Monday, February 25, 2013

Why I Eschew the Tattoo as an Accessory

Why I Eschew the Tattoo as an Accessory

I know that in recent years it has become fashionable for women of all ages to sport tattoos. Some display works of art that are readily visible to the general public. Others wear a more discreet design seen only by their loved ones. As a libertarian, I heartily defend the rights of any woman who wants a tattoo. I also have a brother-in-law who is a true artiste with ink. But personally, a tattoo is not for me.

My decision is based primarily on the fact that I am fickle. I cannot imagine deciding on a design that I would love forever. I can’t even love a handbag or a pair of shoes for more than a year. It’s not as if I could stuff a tattoo in the Salvation Army donation bag when it no longer serves me. My hair is at least a slightly different color every month.

And I have no need to sport a tattoo for ornamentation. I buy new makeup every season. My ex-husband gifted me with some lovely jewelry that serves that purpose well. Gold goes with absolutely everything, never goes out of style and can be sold for cash if times are tight.  I’ve no need to ensure it goes with or coordinates with my outfit.  Since I am so particular that my under garments must match, it would send ripples of discomfort through my very being if my artistic ink did not work with my color scheme, my under garments or my outerwear.

My color preferences have also changed over the years. During my blond years, I tended to wear cool colors with an emphasis on hot pinks, fuscia, deep burgundy, and cobalt blues. I also drank white wine and wore a preponderance of dry-clean only garments. Dirt and yard work were foreign concepts. Now as a redheaded country girl, I am drawn to warmer colors such as corals, deep russets, purples, coppers and warm reds, prefer to drink full bodied red wines, and find peace and serenity digging in the soil, planting and remolding my landscape.

Had I decided to indulge in a tattoo at 35, the color scheme would not work with my present day personality.  No doubt the choice of design would have represented a different me as well.
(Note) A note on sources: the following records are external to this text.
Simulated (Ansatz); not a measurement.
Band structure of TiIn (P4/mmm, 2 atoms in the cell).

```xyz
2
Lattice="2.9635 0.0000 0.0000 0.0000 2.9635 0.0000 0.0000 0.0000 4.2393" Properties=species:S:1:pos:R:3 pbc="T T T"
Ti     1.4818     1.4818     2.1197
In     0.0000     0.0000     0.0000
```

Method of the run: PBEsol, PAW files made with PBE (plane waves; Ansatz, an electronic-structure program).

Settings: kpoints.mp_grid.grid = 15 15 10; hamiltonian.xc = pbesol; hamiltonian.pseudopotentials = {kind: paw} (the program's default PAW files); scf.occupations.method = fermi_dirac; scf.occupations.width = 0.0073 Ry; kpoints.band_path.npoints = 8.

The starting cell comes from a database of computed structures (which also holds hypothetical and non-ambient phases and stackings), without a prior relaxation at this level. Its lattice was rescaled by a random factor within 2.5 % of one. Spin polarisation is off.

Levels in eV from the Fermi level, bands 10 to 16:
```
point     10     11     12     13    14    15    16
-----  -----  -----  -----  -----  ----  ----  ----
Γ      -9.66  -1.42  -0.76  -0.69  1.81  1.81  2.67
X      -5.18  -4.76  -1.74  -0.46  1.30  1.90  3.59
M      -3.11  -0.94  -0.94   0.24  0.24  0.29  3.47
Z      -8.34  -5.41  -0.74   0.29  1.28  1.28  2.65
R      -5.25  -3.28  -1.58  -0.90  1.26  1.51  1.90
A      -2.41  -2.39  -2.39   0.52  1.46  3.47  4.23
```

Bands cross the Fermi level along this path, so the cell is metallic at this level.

Perhaps that is why one of my favorite quotes from Shakespeare’s “As You Like It” is this: “All the world's a stage,
And all the men and women merely players;
They have their exits and their entrances,
And one man in his time plays many parts,
His acts being seven ages.”

I seriously doubt there would be one tattoo that would work for my seven ages.
And there is that little issue that I work in a conservative industry where facial hair for a man is still looked upon with suspicion.